Get More From Moog’s Animoog Synthesizer For iPad

animoog moog software synthesizer

Moog Music’s Animoog software synthesizer for iOS has been hugely popular with Synthtopia readers – partly because of the name behind it, but mostly because it’s a well-designed, great sounding synth.

If you’re a Animoog user, here are a several ways you can get more out of it.

Moog recently introduced a new sound library for Animoog, designed by Richard Devine.

The Devine Expansion Pack includes 32 original presets handcrafted by Richard Devine himself. Also included are 43 new Timbres, nearly doubling Animoog’s sonic vocabulary. For details, see our previous post on the Devine Expansion Pack for Animoog.

Here’s a track, Momentum, created by composer Sascha Dikiciyan. Dikiciyan has composed music for over a dozen game titles, including Mortal Kombat vs DC, Prototype, Borderlands, and Mass Effect 3

All of the synth sounds you hear in this track are from the Devine Expansion Pack. The only non Animoog elements are a sampled Kick, Snare, Hi Hat and a small String and Brass sample.

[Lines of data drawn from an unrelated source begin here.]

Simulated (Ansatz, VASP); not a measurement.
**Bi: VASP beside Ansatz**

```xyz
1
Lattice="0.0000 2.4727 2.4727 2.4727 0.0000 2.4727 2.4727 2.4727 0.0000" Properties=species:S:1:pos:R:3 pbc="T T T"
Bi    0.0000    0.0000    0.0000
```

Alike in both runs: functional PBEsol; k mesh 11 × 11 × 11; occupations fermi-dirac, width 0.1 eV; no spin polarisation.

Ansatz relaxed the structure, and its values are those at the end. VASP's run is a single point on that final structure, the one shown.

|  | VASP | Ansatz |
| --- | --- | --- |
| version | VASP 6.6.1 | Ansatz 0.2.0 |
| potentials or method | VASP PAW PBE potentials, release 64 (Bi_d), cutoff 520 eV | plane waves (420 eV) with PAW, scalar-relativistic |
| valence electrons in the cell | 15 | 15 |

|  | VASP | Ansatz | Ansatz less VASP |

Here are the technical details behind the track, in Dikiciyan’s own words:

Almost everything you hear is played live into my sequencer. Of course I did a lot of audio editing, but tried to stay away from using plugins.

All of the effects you hear including filter, delay and distortion on the synths themselves, are all coming from Animoog. No other plugins were used.

To create the arpeggio-like synth hooks and bass lines I’ve used an analog- style MIDI sequencer app called Phaedra. With background audio and network session enabled, it works very well with Animoog. Again, that was played live into my computer and then edited only for timing consistency.

Some of that side-chain like pumping was done simply with volume automation in my sequencer. To add a slight cinematic touch, I’ve used some Orchestra samples via Kontakt.

Dikiciyan’s track is a great demonstration of what the current state of the art in iOS apps is capable of. You can learn more about Dikiciyan at his site.

You’re not going to maximize the potential of Animoog, though, just using presets. Here’s a  tutorial from Moog’s Chief Engineer Cyril Lance that looks at Animoog’s Timbres.

Timbres are the essential sound source of Animoog’s Anisotropic Synth Engine. ASE allows you to move through an X/Y space of timbres to create a constantly evolving soundscapes.

Got other ideas on how to get more out of Animoog? Leave a comment with your thoughts!


12 thoughts on “Get More From Moog’s Animoog Synthesizer For iPad

    1. Hm, I’d say Animoog doesn’t use granular synthesis but rather a form of shifting between wavetables. But of course it would be nice if users could load their own waveforms. Though I wouldn’t count on it, it’s not a sampler after all…

      1. They will not let you load your own wave of course, in this way you have no other choice than buying only their own waveforms, timbres or whatever rhey call it. Its all marketing my friend.

        1. EricLerner, are you saying that as the ASE “orbits” around an XY space containing wavetable shapes it is slicing through the wavetables and creating “grains” and this is just jargon, relabeling granular synthesis with different words? Or that this is a variation of the Reason Malström so-called “graintable” synth? If you are, just say so, because this is all interesting stuff and the only way we can learn is if people stop getting hung up on jargon and just say what they mean (or try to). Granular synthesis seems to be the “flavor of the moment” so it wouldn’t be surprising if people try to find their own approach to it.

  1. Yes!

    If you could create your own timbres and swap them with other users it would be huge.

    Love what they’ve done so far though and that demo track above is pretty hot.

  2. Well, the “timbre” presentation didn’t add much to the blurb.
    I think it’s a granular process, but the wavetables are prepared so they are more or less in sync at waveform period level.
    You can hear what I think is artefacts from the granular sampling in the overtone mini-sweeps as he moves through different waveforms at 0:48-0:49 and 1:05-07 and 1:20-28.

    Nice of them to keep the wall of modules around for background to videos though.
    Lets users remember what Moog was about and associate with their current products…

  3. Imho I think the animoog sounds pretty crappy, just as all synts i tried on the ipad. The sound are enormously digital.
    Although the iMS and the animoog are decent enough, fun to use and good for some particular sounds.

  4. What’s the best way I could use my Animoog app with an actual keyboard, lets say a microkorg? Does anyone do this?

  5. Yeah, digital is SO crappy. It’s just like back when they started using electricity on guitars… I KNEW no good would come from THAT!

    Analog-o-saurs RULE!

  6. Not bad but its basically a sampler with good editing, with a lot of prerecorded samples from a lots of hardware synthetizers. The anisotropic synth engine etc etc is just a marketing tool to make you think that there is a real synth engine etc inside.
    I will still prefer real synth apps, not sample based or wavetables etc.